Iyesatu Turay, who lives in a sprawling slum of corrugated-iron shacks in Sierra Leone's capital Freetown, says she doesn't have enough food to feed her family.  Life is a struggle for many in the Kroo Bay slum, where pigs mingle with stray dogs in the debris-strewn alleys of the shantytown, which straddles an open sewer.…

Iyesatu Turay, who lives in a sprawling slum of corrugated-iron shacks in Sierra Leone’s capital Freetown, says she doesn’t have enough food to feed her family. 

Life is a struggle for many in the Kroo Bay slum, where pigs mingle with stray dogs in the debris-strewn alleys of the shantytown, which straddles an open sewer.

But war in faraway Ukraine has made life harder still. Fuel prices, as well as the prices of basics such as cooking oil and rice, have increased sharply in the West African nation recently.  

“We need help,” said Turay, a 28-year-old mother of three, who explained that price hikes are hitting at the same time as regular power cuts and a patchy water supply. 

“We are barely surviving on a single meal every late evening,” she told AFP. “No food, water and light.” 

Diamond-rich Sierra Leone is one of the poorest countries in the world, still recovering from a brutal 1991-2002 civil war and the 2014-2016 West Africa Ebola epidemic. 

Warnings that the economic blowback of the war in Ukraine could hit poorer countries have already become a reality in the nation of 7.5 million people, where about 43 percent of the population live below $1.90 a day, according to the World Bank.

Russia, a major energy producer, is under stringent Western sanctions. Its invasion of Ukraine in February has sent oil prices soaring worldwide, with consumer inflation also rising rapidly.

Musa Sesay, a grocer in Freetown, told AFP all his suppliers had raised their prices.

“We are not responsible for the increase in prices, it’s a global problem,” he said.

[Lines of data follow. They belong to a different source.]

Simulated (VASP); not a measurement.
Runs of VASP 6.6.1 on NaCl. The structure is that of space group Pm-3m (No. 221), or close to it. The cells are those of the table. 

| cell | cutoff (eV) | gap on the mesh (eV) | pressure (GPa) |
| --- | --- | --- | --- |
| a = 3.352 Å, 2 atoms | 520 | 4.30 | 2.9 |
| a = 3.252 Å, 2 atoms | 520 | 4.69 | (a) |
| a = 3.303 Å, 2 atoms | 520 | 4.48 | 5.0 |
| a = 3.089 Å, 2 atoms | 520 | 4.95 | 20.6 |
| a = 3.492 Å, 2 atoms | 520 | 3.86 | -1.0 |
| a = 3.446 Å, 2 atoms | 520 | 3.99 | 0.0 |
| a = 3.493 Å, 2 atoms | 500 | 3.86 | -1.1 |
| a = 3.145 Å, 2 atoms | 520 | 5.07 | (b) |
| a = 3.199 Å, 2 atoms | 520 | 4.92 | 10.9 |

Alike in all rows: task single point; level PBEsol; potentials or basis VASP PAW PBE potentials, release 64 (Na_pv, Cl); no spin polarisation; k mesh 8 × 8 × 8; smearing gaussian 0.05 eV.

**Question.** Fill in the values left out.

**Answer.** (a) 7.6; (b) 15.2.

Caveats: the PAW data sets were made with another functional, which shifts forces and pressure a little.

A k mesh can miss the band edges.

A 50-kilogram bag of rice which recently cost the equivalent of about 27 euros ($29) now costs 32 euros ($35) — an increase of about 20 percent.

– Fuel protests –
Fuel prices have also jumped. In late March, Sierra Leone’s Petroleum Regulatory Agency (PRA) increased the ceiling prices for petrol and diesel by 34 percent and 40 percent respectively, compared to January. 

The PRA cited supply issues related to the deteriorating “geopolitical situation in Europe” as the reason behind the move. 

Sierra Leone’s government says it intervened to cushion the blow to motorists — increased pump prices are lower than the increase in costs for importing fuel. 

Still, commercial drivers went on strike in Freetown after the price hike and blocked several roads in the city. Police had to fire teargas to clear the streets of protesters.

Four years into the first term of President Julius Maada Bio, it is now unclear whether the 57-year-old will be able to deliver on a campaign promise to tackle poverty and hunger.

“We have no business to do with the war in Ukraine, but our people are suffering here,” the president said during a live broadcast with business representatives this month, pledging to make decisions to help “ordinary people”. 

– ‘Salaries aren’t enough’ –
The latest crisis has come with Sierra Leone already struggling to regulate its power supply, deliver drinking water to many under-served citizens, as well as control inflation.

In 2020, the government signed a five-year deal with Karpowership, a Turkish operator of floating power plants, to supply electricity to the country. 

Yet power cuts are still routine. A senior official at Sierra Leone’s energy ministry, who requested anonymity, said maintenance works, payment issues and infrastructure damage caused by “criminals” were all affecting supplies.

In a statement on April 5, Sierra Leone’s central bank also said inflation was running at 17.6 percent in February. 

On Thursday, the United Nations World Food Programme warned in a statement that West Africa was already facing an “unprecedented food and nutrition crisis”, with more people now at risk because of the high prices linked to the Ukraine war. 

Ibrahim Sesay, a teacher in Freetown, told AFP: “We are poor, hungry.

“Salaries aren’t enough to pay for food, clothing and utility bills for the house,” he added.